YOU’RE SITTING AROUND WITH AN ACOUSTIC GUITAR, JUST for your own fun, and then you get a little idea, and sometimes it’s enough to finish up as a ‘big’ song. ‘Her Majesty’ was just a little fragment really, and I didn’t know what to do with it. It’s tongue-in-cheek, treating the queen as if she were just a nice girl and not bothering with the fact that she would become the longest-reigning monarch ever in the UK, or that she was queen of the nation. It’s just being cheeky. ‘Her majesty’s a pretty nice girl / But she doesn’t have a lot to say’ – that seemed to be true. She doesn’t say much – only the annual Queen’s Speech at Christmas and the opening of Parliament.
However slight the song might be, I liked it, so I brought it to the session. I think it was the second side of what would become Abbey Road, and we didn’t know where to place it. It was just by accident that it found its way onto the end of something, and we thought, ‘Well, actually, that’s a good idea.’ It would be a nice little afterthought, a little irreverent look at the monarchy by a young man in his late twenties.
As it turns out, I have had the pleasure of meeting the queen over the years. I think part of the secret behind her popularity, at least for my generation, was that she was quite a babe. I was ten in 1953 when she was crowned, which made her twenty-seven or something. And so, in our boyish ways, we rather fancied her. She was a good-looking woman, like a Hollywood film star.
Later, when we became The Beatles, we met her in a line-up somewhere; I think it would have been the Royal Command Performance at the London Palladium in 1963. They tell you that if she stops, you can talk, but if she doesn’t stop, don’t try and stop her. You’re supposed to call her ‘ma’am’. ‘Yes, ma’am.’ So she stopped and said, ‘Where are you playing next?’ I said, ‘Slough, ma’am.’ She said, ‘Oh, that’s just near us.’ She made a little joke like that. It’s near Windsor Castle.

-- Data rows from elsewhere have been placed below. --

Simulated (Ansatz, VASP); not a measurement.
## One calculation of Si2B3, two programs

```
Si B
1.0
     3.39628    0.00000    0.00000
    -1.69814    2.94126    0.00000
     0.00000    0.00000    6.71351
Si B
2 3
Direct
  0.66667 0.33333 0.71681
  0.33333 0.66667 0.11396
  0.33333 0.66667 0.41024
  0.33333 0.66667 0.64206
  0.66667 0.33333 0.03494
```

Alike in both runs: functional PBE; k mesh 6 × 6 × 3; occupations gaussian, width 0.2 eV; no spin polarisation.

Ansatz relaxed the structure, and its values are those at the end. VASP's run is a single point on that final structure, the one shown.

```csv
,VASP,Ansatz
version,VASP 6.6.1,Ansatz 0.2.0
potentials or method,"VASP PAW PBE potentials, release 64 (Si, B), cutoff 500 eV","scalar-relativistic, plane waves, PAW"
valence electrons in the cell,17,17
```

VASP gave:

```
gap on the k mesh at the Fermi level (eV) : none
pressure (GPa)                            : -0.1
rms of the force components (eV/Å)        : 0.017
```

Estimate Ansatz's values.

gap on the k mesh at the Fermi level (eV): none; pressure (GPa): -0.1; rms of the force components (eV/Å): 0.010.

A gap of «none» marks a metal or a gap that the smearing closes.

Later, she came up to officially open LIPA – the Liverpool Institute for the Performing Arts – which is the performing-arts school I’d helped set up in my old grammar school. She very kindly cut the ribbon. So, when I meet her nowadays, she asks me about that. ‘How’s your school in Liverpool?’ And I say, ‘It’s doing rather well, ma’am.’
I think she’s great. I have a lot of admiration for her. I think she’s sensible, intelligent. Unlike some of the monarchs you read about in history, she’s fairly straightforward. And she’s got a good sense of fun too. The Olympics opening ceremony with the Bond thing was great. Daniel Craig picks her up at the palace, they get in a car, then a helicopter, and then, live at the Olympics, you see this person dressed in the same outfit come hurtling out in a parachute. It was funny. She loves a bit of showbiz.
Receiving the Companion of Honour from Queen Elizabeth II. Buckingham Palace, London, 4 May 2018
I think she’s the glue that often holds the nation together. The Commonwealth is not the empire anymore, but it’s a gathering of people, and they all like her. I was very happy when she became the longest-reigning British monarch. She’s an excellent role model, holding down the job, being sensible. Loads of challenges, but she seems to manage.
I did once perform this song for the queen. I don’t know how to break this to you, but she didn’t have a lot to say.